The Twelve Dreams of Dr. Sardonicus (1970)

The fourth album by the rock group Spirit. Strangely, it is their best-known album, but sold poorly when it was first released. It gained a following and became their first Gold Record.

Spirit has always had a strong cult following, and that has not changed with time. Spirit could easily have gotten lost in the bull-rush of rock groups coming out of the 1960s. Strong songwriting skills and their eclectic attitude separated them from every other band wanting to make it big.  Spirit has been called a psychedelic-rock band, a jazz-rock band and various other labels, none of which really captured their unique sound.  Their second and third albums were a cross between Jethro Tull, Santana and Pink Floyd.  Pretty heady stuff, give “Ice” a listen.  You’ll think you’ve wondered into a jazz nightclub, late in the evening.

Some folks might remember the rocking song, “I’ve Got a Line on You,” from 1968, which reached number 25.  This was their most focused attempt at commercialism.

The classic lineup of the band made only four albums before internal combustion caused the band to splinter.  The very creative forces that gave the band so many interesting sounds accelerated tensions about direction and songwriting style.

When Twelve Dreams was released, it went to only 63 on the charts, despite a great deal of work and belief that it was going to be a big hit. Drummer Ed Cassidy (who was also Randy California’s stepfather) said, “There was frustration, we had had what we though was going to be successful.  Maybe, it’s not working and it’s time to move on.”

California was devastated when reviews, including Rolling Stone, gave it thumbs down. Despite touring to support the album, the band broke up in June 1971.  Two members left, while the others carried on with new players.

Spirit’s classic lineup:

Jay Ferguson: vocals, percussion, keyboards
Randy California: guitars, vocals, bass
John Locke: keyboards, art direction
Mark Andes: bass, vocals
Ed Cassidy: drums, percussion

You might have heard of Spirit recently due to the litigation between the estate of Randy California and Led Zeppelin over similarities between Spirit’s “Taurus” and “Stairway to Heaven.” The song in question was from an earlier Spirit album.

The Twelve Dreams of Dr. Sardonicus was the last album of the original Spirit lineup, group members Mark Andes and Jay Ferguson left to form Jo Jo Gunne.

Although the album was a slow seller at first, it took awhile to find an audience. David Briggs, who has worked with Neil Young, came aboard as producer. Briggs gave the band a large bag of studio wizardry to showcase these smart and airy songs. While the songs are not lengthy progressive-rock suites, they are snippets of literary-driven songs of the complexities of life. Spirit was well-read and with a sense of humor.
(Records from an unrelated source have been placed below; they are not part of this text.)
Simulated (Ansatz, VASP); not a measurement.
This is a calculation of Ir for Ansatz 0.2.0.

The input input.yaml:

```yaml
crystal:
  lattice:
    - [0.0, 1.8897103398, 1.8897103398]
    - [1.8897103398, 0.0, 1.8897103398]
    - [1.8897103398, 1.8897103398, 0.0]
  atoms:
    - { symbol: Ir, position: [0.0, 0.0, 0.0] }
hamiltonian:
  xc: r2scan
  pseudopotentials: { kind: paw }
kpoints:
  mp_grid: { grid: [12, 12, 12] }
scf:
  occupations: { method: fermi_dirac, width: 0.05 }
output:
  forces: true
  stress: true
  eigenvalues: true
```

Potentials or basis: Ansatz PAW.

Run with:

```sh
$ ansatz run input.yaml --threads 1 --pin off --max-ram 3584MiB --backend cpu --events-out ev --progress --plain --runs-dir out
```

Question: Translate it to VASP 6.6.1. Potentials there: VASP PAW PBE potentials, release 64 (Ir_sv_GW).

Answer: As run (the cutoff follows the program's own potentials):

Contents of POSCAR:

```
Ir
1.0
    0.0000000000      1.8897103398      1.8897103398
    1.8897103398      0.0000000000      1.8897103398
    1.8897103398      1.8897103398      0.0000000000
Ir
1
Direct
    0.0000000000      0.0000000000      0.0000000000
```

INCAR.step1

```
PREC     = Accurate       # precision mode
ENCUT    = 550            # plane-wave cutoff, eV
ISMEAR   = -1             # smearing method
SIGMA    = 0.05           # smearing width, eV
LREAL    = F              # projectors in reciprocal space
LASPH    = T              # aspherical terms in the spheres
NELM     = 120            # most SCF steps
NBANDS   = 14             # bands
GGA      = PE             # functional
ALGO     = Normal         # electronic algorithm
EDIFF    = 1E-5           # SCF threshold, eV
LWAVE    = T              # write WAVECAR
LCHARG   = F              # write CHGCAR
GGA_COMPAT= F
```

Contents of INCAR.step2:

The Twelve Dreams of Dr. Sardonicus is a poor man’s Abbey Road.

Side A

“Prelude – Nothin’ to Hide”  This song starts gently, then shifts into a more powerful gear.  Great harmony vocals.  California is quite talented on both acoustic and electric guitar. The guitars zoom from speaker to speaker courtesy of Briggs.

“Nature’s Way”  The most famous song on the album, this gentle guitar song is very melodic and a bit of an anthem. Again, the harmony vocal work is exquisite.

“Animal Zoo” A guitar riff song, with percussion breaks and a strong bass line.  A song about living in the human zoo.

“Love Has Found a Way” A jazzy song with backward tapes sending noise through your earphones during the instrumental break, which is interesting given the very melodic nature of the song. Lyrically, there is a lot going on here.

“Why Can’t I Be Free?” An acoustic song, simple but a big message.

“Mr. Skin”  Another famous song from the album, a heavy R&B arrangement with a funky bass line and horns.  Wicked chorus.

Side B

“Space Child”  You might think Todd Rundgren studio wizard stuff here, with quirky change of paces and spacey instruments.  The song has a jazzy feel to it, the synthesizer work is a very early example of using the instrument on a rock album.

“When I Touch You”  Spacey, distorted guitars bring on a very heavy, pounding psychedelic rock song.  Spirit proves they can rock hard, when they feel like it.

“Street Worm”  Bass player Mark Andes is very underrated, he gets a workout here.  This is a pounding rock song, very early 1970s.  The guitar work from California is outstanding, whether he is finger-picking or fuzzy, distorted soloing.

“Life Has Just Begun”  Acoustic guitar centered song, with great layers of vocals. Whatever this song is about, you want to hear it again when it finishes.

“Morning Will Come”  A big, brash, R&B flavored song with horns and a booming bass line.  These guys had a great sense for vocal stacking in their songs.

“Soldier” A slow, beautiful song, a little bit like Badfinger.  Gorgeous vocal arrangement.